The revealed reason for this commandment is the Torah's explanation that dwelling in sukkos will remind us of the supernatural protection against the harsh climate of the desert which Hashem so graciously provided for our ancestors when He brought them out of Egyptian bondage. But, as is the case with all of the mitzvos there are many lessons to be learned from analyzing and performing this mitzvah of making a sukkah our home for a week.

Perhaps the most elementary lesson of all is the sense of "temporariness." Although we are certainly expected to make every effort to dignify this mitzvah by making the sukkah as attractive as possible and to truly fulfill our Sages' guideline that "you shall dwell in them as you live in your own home," there is no escaping the feeling that this is only a "temporary dwelling." When dining room, living room and bedroom all become combined in an area equal in size to only one of these units, and when furniture is kept down to a bare minimum, the dwellers of the sukkah are keenly aware that this is not a permanent situation.
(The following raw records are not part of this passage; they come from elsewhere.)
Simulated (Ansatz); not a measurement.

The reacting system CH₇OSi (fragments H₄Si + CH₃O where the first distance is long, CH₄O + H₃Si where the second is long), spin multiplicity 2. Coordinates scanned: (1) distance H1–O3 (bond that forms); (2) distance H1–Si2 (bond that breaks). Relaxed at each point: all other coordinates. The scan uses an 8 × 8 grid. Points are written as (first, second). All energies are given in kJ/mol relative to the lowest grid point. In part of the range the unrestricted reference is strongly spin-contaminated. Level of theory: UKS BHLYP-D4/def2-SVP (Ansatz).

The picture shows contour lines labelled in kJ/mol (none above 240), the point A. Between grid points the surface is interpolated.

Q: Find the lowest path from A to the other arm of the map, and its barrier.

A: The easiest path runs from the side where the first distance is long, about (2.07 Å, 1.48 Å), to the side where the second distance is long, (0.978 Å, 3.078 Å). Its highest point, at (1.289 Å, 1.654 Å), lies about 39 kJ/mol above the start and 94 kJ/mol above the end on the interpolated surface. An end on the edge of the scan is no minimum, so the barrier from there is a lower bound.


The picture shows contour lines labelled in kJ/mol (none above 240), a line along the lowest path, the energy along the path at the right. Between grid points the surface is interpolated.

The value of such an experience emerges from the classic tale of the Jew who came to visit the famous Torah giant, Rabbi Yisrael Meir Kagan, zatzal, (the Chafetz Chaim) in his humble abode in the Polish town of Radin. "Where is your furniture?" asked the astonished visitor of the saintly sage when he saw how barely furnished the room was. "And where is yours?" was the Chafetz Chaim's response. "I have no furniture with me because I am only passing through," explained the visitor. "I, too, am only passing through this world," said the Chafetz Chaim, "for our lives here are only a preparation for the real world, the World to Come. For merely passing through this corridor of time I have enough furniture."

In our pursuit of creature comforts and a higher standard of living we inevitably become ensnared in the illusion that we are here to stay forever and must therefore try make the most of it in terms of enjoyment. A week in a temporary home where there is only room for the bare essentials of survival restores our focus on the transient nature of our entire existence and provides us with at least a part of the transcendent perspective of the Chafetz Chaim.

Another vital lesson of the sukkah was colorfully summarized by a great Chassidic leader who said that "the mitzvah of sukkah is the only one you can immerse yourself in even with your boots." There are 248 positive commandments, but all of them require only a portion of our physiology for their performance: e.g., for tefillin we utilize the arm and head, for prayer, the Shema and Torah study our mouths and brains, for waving the four species on Sukkos our hands. Only when it comes to the mitzvah of dwelling in the sukkah do we totally immerse ourselves in the fulfillment of the command.

(Yishuv Eretz Yisrael is another mitzvah in which a Jew can totally immerse himself but it is limited by geography, sukkah provides this opportunity whereever a Jew lives.)

This is a crucial perspective for every Jew to develop. His religious life is not limited to the time he spends in the synagogue or when he is fulfilling one of those 248 commands. He is expected to serve Hashem when he eats, sleeps and is involved in the pursuit of his livelihood.

The key to this approach is the Biblical guideline of "know Him in all your ways" which our Sages have interpreted as a challenge to dedicate even our most mundane acts "leshaim Shamayim" - for Heaven's sake. If you eat, sleep and work in order to have the physical and economic well-being required for performing Hashem's mitzvos you are considered as serving Him all of the time. How effectively does the sukkah home, with its enveloping of all our daily functions in the sanctity of divine service, bring home this important message to our minds and hearts.

One more dimension of the Sukkos experience is based on our preference for the translation of "shelters "rather than "booths." The nuclear age in which we grew up fostered a certain sense of doomsday, with grim visions of someone on the other side of the world pressing a button and unleashing a deadly storm of missiles capable of destroying a significant portion of the human race. Even with the collapse of such a threat from a Cold War escalation into a hot one there still lurks the awful menace of suicidal terrorists blowing themselves up along with so many others and the access that such mass murderers have to nuclear weapons sold to the highest bidder.

The most depressing aspect of this doomsday feeling is that there is no salvation in any shelter designed by man. The sukkah reminds us that when Jews in the desert faced the dangers of a blazing sun or merciless cold they were provided with the shelter of pillars of cloud miraculously placed above and around them by Divine Mercy. It is this concept that Heaven will provide shelter against every danger - natural or man-made - which gives us the confidence to joyfully go on living our lives and dedicating every moment of them to Hashem Who will envelop us in His love and protection just as we envelop ourselves in the sanctity of the sukkah.